Initially we were going to go with mostly hardwood but what we really liked was also really expensive. “Why don’t we just tile everything?” Downstairs anyhow. I grew up in Florida and this seemed like a perfectly reasonable solution. I like tile. And this simplified things immensely. Finding the right tile, OTOH . . . Again, quite a lot of what we liked was pretty expensive. Aside from the regular outlets we were also checking liquidation centers. The trick here is you have to hit them regularly until you find something you like. I was starting to worry, amidst pallets stacked high with the blandest ceramic I'd ever seen, until I rounded that corner and John says "my eyes lit up" and he knew that was the one. Or something like that.
It looked like storm clouds rolling in over the ocean. Being porcelain it would be durable, which was also something that was important to us. And having the same tiles throughout the first floor would help in creating the fluid feel we were looking for.
The tile for the master bath/closet and laundry became much easier once I overcame my aversion to brown/beige. It's not so much that I dislike brown, it's just I'd seen too much suburban tract design (Hello Florida!) and I get twitchy. Fortunately I was able to find some modern use of browns, although I still get a bit nervous on occasion. But this tile was good. 12x24, so we could do a brick pattern, and enough variation in the color that it gave us more decorating freedom.
As the master closet, bathroom and laundry room will all be one suite we used the same tile throughout.
The rest of the upstairs was a lot of puzzling as well. We definitely wanted solid hardwood. We considered bamboo for a while, as there are some really pretty ones, and some of the newer strand woven types have an incredibly high Janka rating, but in the end still had some doubts. Too new, not enough really good information out there. So we decided to stick to traditional hardwood. We still wanted something fairly tough but also interesting. I love tigerwood (not Tiger Woods) but that starts getting really pricey. All the oak we saw was "meh", and a bit soft. Just when we thought we were going to pull our hair out we found HICKORY! It was a happy moment. Hard enough, but not too hard, pretty and affordable.
Wood floors have to acclimate before installing, allowing the moisture content to adjust to normal living conditions. If you don't you can end up with separating and gapping or swelling and buckling. The wood was brought in, boxes opened and allowed to breathe for two weeks before it was installed. Fortunately we had heat by this point so "normal living conditions" were no problem.

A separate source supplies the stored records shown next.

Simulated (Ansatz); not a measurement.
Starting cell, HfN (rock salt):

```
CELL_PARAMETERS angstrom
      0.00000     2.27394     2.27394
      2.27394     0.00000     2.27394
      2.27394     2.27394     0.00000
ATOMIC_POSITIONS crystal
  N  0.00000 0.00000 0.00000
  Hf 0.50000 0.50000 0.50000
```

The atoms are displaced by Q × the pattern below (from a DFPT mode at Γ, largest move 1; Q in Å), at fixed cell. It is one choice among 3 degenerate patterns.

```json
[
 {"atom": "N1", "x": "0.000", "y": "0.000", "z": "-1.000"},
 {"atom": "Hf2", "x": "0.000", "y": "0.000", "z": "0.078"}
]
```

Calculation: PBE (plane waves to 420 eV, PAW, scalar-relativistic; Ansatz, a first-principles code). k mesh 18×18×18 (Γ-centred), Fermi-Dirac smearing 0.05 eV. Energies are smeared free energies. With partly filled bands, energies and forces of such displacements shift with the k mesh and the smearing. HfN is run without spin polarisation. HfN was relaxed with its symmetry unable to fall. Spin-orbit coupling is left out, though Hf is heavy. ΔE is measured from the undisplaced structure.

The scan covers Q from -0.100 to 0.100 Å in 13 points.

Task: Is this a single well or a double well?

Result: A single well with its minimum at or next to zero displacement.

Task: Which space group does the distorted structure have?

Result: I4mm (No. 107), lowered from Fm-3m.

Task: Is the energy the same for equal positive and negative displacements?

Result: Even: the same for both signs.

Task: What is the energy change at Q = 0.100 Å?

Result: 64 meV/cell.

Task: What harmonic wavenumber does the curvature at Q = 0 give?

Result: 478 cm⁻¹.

Finally, acclimated, they could start being installed. Tarpaper went down first to prevent squeaking, then the first row of planks could go down. The hallway was done first as it had to line up with the bedroom, so the first rows ran from the front to the back of the house. Doorways and the stairs had to be taken into account as well so this was a bit tricky.
The planks were first laid out to be sure that none of the joints lined up next to one another so the end result would be random and more natural looking. Once in place they were nailed down with a pneumatic gun which you hit with a rubber mallet on the tung side of the plank.
Mostly this went well, until getting to the last rows, we ended up a bit too close a few times and ended up with dents in the drywall. Oops. Switched over to a standard nail gun then finally hammer and nails. The hall was the worst of it, once done the rooms went considerably faster.
Done! Standing back to admire our work we could see the beauty and natural variation of the wood.
The stairs were the last to go in. We'd been working with temporary treads throughout most of the construction as you don't want your permanent stairs in while people are tracking mud, sawdust, grout, mortar and all manner of substances in and out of the house.
We had initially planned on trying to match the hickory by staining white oak, then realized it would be just about impossible. So we went with red oak instead and figured we'd do something completely different. We'd been researching and reading about various alternative stains (mostly vinegar and steel wool) or possibly liming, but that would have required a lot of experimentation and the potential to mess them up was pretty high. John had done some pickling so we felt a bit more confident with that method, although we were going dark rather than light.
Most pickling is done with light colors or white, meant to give an aged or antique look to wood, usually furniture, but you're basically staining. We tried some light paint but it looked a wee shabby chic (ACK!) so went dark instead. Initial results are good, but we still aren't sure.